# Design

There are three overall goals for this project:

* to provide a documented and maintainable parser
* to provide an error-tolerant parser suitable for use in an IDE
* to provide a portable parser that can be used in projects that don't link against CRuby

The design of the parser is based around these main goals.

## Structure

The first piece to understand about the parser is the design of its syntax tree. This is documented in `config.yml`. Every token and node is defined in that file, along with comments about where they are found in what kinds of syntax. This file is used to template out a lot of different files, all found in the `templates` directory. The `templates/template.rb` script performs the templating and outputs all files matching the directory structure found in the templates directory.

The templated files contain all of the code required to allocate and initialize nodes, pretty print nodes, and serialize nodes. This means for the most part, you will only need to then hook up the parser to call the templated functions to create the nodes in the correct position. That means editing the parser itself, which is housed in `yarp.c`.

## Pratt parsing

In order to provide the best possible error tolerance, the parser is hand-written. It is structured using Pratt parsing, a technique developed by Vaughan Pratt back in the 1970s. Below are a bunch of links to articles and papers that explain Pratt parsing in more detail.

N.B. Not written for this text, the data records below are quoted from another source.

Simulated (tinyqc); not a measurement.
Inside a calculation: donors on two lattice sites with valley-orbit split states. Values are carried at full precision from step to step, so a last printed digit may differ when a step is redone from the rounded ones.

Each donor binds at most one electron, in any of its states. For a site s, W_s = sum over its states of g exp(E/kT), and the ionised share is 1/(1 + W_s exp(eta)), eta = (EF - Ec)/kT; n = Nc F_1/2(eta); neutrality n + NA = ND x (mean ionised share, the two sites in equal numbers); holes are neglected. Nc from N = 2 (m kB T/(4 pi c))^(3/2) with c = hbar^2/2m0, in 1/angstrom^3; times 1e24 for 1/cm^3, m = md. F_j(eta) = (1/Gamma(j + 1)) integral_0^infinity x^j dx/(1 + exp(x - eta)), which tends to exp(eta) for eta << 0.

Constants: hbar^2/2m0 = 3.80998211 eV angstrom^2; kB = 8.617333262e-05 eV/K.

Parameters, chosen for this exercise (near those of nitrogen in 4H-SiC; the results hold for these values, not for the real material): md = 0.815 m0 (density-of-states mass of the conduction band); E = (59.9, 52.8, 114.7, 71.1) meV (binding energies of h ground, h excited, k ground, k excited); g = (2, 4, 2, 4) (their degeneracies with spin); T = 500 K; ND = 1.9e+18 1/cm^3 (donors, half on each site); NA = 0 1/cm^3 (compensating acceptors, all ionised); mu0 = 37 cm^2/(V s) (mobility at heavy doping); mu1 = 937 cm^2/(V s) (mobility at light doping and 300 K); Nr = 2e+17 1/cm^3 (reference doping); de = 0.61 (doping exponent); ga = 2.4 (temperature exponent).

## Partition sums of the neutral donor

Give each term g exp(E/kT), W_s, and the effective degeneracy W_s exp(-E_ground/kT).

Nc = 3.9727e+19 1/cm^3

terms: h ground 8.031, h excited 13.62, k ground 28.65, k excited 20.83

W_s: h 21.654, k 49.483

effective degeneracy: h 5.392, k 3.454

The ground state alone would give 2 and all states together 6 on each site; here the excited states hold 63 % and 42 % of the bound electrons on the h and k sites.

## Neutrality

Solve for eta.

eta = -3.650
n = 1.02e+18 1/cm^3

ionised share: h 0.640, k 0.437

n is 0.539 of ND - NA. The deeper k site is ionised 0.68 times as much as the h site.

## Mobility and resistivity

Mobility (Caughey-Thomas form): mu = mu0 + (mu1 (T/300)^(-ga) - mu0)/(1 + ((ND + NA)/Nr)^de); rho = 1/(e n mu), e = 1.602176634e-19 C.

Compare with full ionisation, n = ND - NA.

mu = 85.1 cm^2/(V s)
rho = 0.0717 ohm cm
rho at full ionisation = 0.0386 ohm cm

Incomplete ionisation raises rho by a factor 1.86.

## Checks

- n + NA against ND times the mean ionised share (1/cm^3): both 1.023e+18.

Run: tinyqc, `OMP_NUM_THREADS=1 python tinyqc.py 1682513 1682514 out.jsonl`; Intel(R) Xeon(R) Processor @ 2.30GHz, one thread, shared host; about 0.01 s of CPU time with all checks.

* https://web.archive.org/web/20151223215421/http://hall.org.ua/halls/wizzard/pdf/Vaughan.Pratt.TDOP.pdf
* https://tdop.github.io/
* https://journal.stuffwithstuff.com/2011/03/19/pratt-parsers-expression-parsing-made-easy/
* https://matklad.github.io/2020/04/13/simple-but-powerful-pratt-parsing.html
* https://chidiwilliams.com/post/on-recursive-descent-and-pratt-parsing/

You can find most of the functions that correspond to constructs in the Pratt parsing algorithm in `yarp.c`. As a couple of examples:

* `parse` corresponds to the `parse_expression` function
* `nud` (null denotation) corresponds to the `parse_expression_prefix` function
* `led` (left denotation) corresponds to the `parse_expression_infix` function
* `lbp` (left binding power) corresponds to accessing the `left` field of an element in the `binding_powers` array
* `rbp` (right binding power) corresponds to accessing the `right` field of an element in the `binding_powers` array

## Portability

In order to enable using this parser in other projects, the parser is written in C99, and uses only the standard library. This means it can be embedded in most any other project without having to link against CRuby. It can be used directly through its C API to access individual fields, or it can used to parse a syntax tree and then serialize it to a single blob. For more information on serialization, see the [docs/serialization.md](serialization.md) file.

## Error tolerance

The design of the error tolerance of this parser is still very much in flux. We are experimenting with various approaches as the parser is being developed to try to determine the best approach. Below are a bunch of links to articles and papers that explain error tolerance in more detail, as well as document some of the approaches that we're evaluating.

* https://tratt.net/laurie/blog/2020/automatic_syntax_error_recovery.html
* https://diekmann.uk/diekmann_phd.pdf
* https://eelcovisser.org/publications/2012/JongeKVS12.pdf
* https://www.antlr.org/papers/allstar-techreport.pdf
* https://github.com/microsoft/tolerant-php-parser/blob/main/docs/HowItWorks.md

Currently, there are a couple of mechanisms for error tolerance that are in place:

* If the parser expects a token in a particular position (for example the `in` keyword in a for loop or the `{` after `BEGIN` or `END`) then it will insert a missing token if one can't be found and continue parsing.
* If the parser expects an expression in a particular position but encounters a token that can't be used as that expression, it checks up the stack to see if that token would close out a parent node. If so, it will close out all of its parent nodes using missing nodes wherever necessary and continue parsing.
* If the parser cannot understand a token in any capacity, it will skip past the token.